Thursday, 23 July 2009

The gap between rich and poor

Question Time this evening has yet again been a polarised affair. Polarised, that is between people talking rubbish (Shirley Williams, Geoff Hoon and George Galloway) and people talking sense (Sayeeda Warsi and, especially, Clive James). 

There has been plenty of nonsense talked over the past few months, but the basic wrongness of some of what has been said this evening, needs to be refuted. I particular, I'm amazed that people are still fooled by wailing about "the gap between rich and poor". 

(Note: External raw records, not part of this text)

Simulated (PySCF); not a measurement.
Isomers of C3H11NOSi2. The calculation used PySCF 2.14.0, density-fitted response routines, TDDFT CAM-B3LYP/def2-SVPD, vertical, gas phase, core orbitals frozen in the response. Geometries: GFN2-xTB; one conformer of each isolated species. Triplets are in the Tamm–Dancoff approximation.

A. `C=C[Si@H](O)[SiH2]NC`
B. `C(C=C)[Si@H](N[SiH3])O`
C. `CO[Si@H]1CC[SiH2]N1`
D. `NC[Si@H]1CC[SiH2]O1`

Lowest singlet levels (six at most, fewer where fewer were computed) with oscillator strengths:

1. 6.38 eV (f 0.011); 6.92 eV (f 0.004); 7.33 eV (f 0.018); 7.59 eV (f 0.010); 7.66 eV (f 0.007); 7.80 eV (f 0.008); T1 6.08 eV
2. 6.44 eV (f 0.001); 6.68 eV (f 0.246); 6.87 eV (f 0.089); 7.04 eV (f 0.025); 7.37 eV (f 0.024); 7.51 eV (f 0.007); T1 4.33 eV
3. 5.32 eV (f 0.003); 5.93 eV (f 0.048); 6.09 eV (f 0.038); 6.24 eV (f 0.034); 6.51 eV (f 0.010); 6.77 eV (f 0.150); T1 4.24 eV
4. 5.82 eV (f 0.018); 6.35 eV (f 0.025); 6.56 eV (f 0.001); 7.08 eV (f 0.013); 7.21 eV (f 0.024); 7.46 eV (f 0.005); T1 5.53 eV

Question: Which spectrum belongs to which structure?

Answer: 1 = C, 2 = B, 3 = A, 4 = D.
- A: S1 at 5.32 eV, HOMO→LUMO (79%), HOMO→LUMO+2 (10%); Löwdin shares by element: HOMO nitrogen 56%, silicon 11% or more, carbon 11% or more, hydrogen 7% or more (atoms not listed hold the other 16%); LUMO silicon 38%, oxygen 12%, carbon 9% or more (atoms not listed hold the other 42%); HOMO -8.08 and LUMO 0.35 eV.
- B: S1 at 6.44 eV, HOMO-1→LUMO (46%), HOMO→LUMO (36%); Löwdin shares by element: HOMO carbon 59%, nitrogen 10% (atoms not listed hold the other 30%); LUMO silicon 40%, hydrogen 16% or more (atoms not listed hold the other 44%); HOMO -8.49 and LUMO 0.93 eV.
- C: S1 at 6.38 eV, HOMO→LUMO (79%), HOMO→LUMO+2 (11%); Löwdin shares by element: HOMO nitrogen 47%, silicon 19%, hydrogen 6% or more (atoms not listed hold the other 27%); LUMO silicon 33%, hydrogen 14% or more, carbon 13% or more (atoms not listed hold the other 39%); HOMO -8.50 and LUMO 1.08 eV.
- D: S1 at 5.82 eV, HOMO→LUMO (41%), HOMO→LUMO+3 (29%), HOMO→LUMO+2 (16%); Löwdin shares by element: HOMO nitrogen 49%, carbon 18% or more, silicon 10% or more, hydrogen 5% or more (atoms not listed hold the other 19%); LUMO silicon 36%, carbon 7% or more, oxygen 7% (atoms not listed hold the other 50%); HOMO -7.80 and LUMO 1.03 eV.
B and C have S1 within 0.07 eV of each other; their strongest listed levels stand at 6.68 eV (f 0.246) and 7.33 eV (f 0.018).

Shirley Williams sat there this evening complaining that bankers make lots of money. Much more money than people who aren't bankers. Some people make only a hundredth of that bankers make. Boo hoo. This is a very old argument, and it's wrong. Just because the gap is bigger doesn't mean that people are worse off. It just means that the richest people have got richer faster, which is only a bad thing if you suffer from Shirley Williams / George Galloway style envy. The poorest people in the country, and in the world in general are hugely better off than they used to be: they're living longer too, which gives the population alarmists a reason to twist their knickers yet further. 

The gap between rich and poor is not a problem. It's part of wealth creation - it's not pretty, but it exists. And Shirley Williams really ought to have got over it by now.